How to use covered call strategies?
By BNN Bloomberg
Key Concepts
- Covered Call Strategy: An options strategy where an investor holds a long position in an asset and sells (writes) call options on that same asset to generate income (premiums).
- Volatility (VIX): A measure of market expectation of near-term volatility. High volatility increases the premiums received from selling options.
- Dividend Champions: Stocks with a long-term track record (e.g., 25+ years) of consistent dividend growth, often used as a defensive strategy during market turbulence.
- Return of Capital (ROC): A distribution from an investment that is not considered taxable income but rather a return of the investor's original investment.
- Yield Maximization: An investment philosophy focused on generating high income through active management and options writing.
1. Tactical Portfolio Management in Volatile Markets
Nick Piccard, Chief Option Strategist at Hamilton ETFs, emphasizes that while radical portfolio changes are discouraged during geopolitical instability (such as the situation in the Strait of Hormuz), investors can employ tactical strategies to monetize market volatility.
- Monetizing Volatility: When market uncertainty drives the VIX higher, option premiums become more expensive. By selling call options on existing holdings, investors can capture this "volatility premium" as income.
- The "Win-Win" Scenario: In the current energy sector, investors are benefiting from both rising underlying asset prices and increased volatility, which allows for higher income generation through covered calls compared to stable, low-volatility environments.
2. Covered Call Strategy: Mechanics and Application
The strategy involves selling call options to investors who are bullish on the stock's upside.
- Example (Suncor): Piccard notes that on an $89 stock, selling a one-month call option could generate approximately $3 in premium. This represents a potential monthly yield of nearly 3%.
- Trade-off: The primary cost of this strategy is the capping of upside potential. If the stock price rises significantly above the strike price, the investor does not participate in those gains beyond the strike price.
- Performance Comparison: Piccard highlights the EMAX (Energy Covered Call ETF). While the broader TSX Energy Index returned 73% over the past year, EMAX returned 59%. The strategy intentionally sacrifices some capital appreciation for consistent, higher income distributions.
3. Defensive Investing: The "Dividend Champions" Approach
For investors seeking to mitigate risk during market swings, Piccard advocates for a "quality" approach focused on companies with long-term dividend growth.
- Strategy: Focus on companies that have grown their dividends for over 25 years, such as Enbridge or Royal Bank.

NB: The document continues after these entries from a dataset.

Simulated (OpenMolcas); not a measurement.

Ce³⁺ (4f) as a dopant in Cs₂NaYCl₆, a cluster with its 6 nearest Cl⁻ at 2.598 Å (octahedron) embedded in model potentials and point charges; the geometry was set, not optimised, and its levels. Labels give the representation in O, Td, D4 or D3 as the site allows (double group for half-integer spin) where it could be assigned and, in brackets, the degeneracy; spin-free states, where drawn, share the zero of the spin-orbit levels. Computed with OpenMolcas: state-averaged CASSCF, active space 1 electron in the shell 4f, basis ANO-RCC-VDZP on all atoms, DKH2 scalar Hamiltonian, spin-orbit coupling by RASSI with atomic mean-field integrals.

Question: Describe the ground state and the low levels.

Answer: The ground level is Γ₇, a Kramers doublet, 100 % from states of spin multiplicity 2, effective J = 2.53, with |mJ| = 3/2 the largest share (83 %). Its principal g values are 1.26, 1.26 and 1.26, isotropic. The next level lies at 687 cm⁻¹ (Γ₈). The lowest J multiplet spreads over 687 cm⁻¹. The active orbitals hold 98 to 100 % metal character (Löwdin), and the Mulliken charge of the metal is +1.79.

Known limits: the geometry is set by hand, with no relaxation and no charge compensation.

- Diversification: The Canadian Dividend Champions (C-MVP) strategy includes a mix of banks, pipelines, and consumer staples. This diversification is designed to outperform broad benchmarks like the TSX 60 while maintaining lower volatility for the investor.
- Performance: The C-MVP strategy yielded a 42% total return over the past year, providing a defensive buffer compared to more volatile, concentrated indices.
4. Tax Efficiency and Distributions
A significant consideration for income-focused ETFs is the nature of the distributions paid to shareholders:
- Option Premiums: These are generally treated as capital gains, which can be tax-efficient.
- Return of Capital (ROC): Because covered call strategies may not capture the full upside of a rallying stock, some distributions are classified as return of capital. Piccard notes that, overall, these products are structured to be tax-efficient for the end investor.
Synthesis and Conclusion
The core takeaway is that in a volatile market, investors do not need to abandon their positions. Instead, they can pivot toward income-generating strategies that leverage high volatility to produce cash flow. While covered call strategies (like EMAX) and dividend-growth strategies (like C-MVP) may lag behind the absolute peak performance of a bull market, they offer a disciplined, lower-volatility path to total return that prioritizes consistent income and capital preservation. Investors must be willing to trade off "uncapped upside" for the certainty of regular distributions.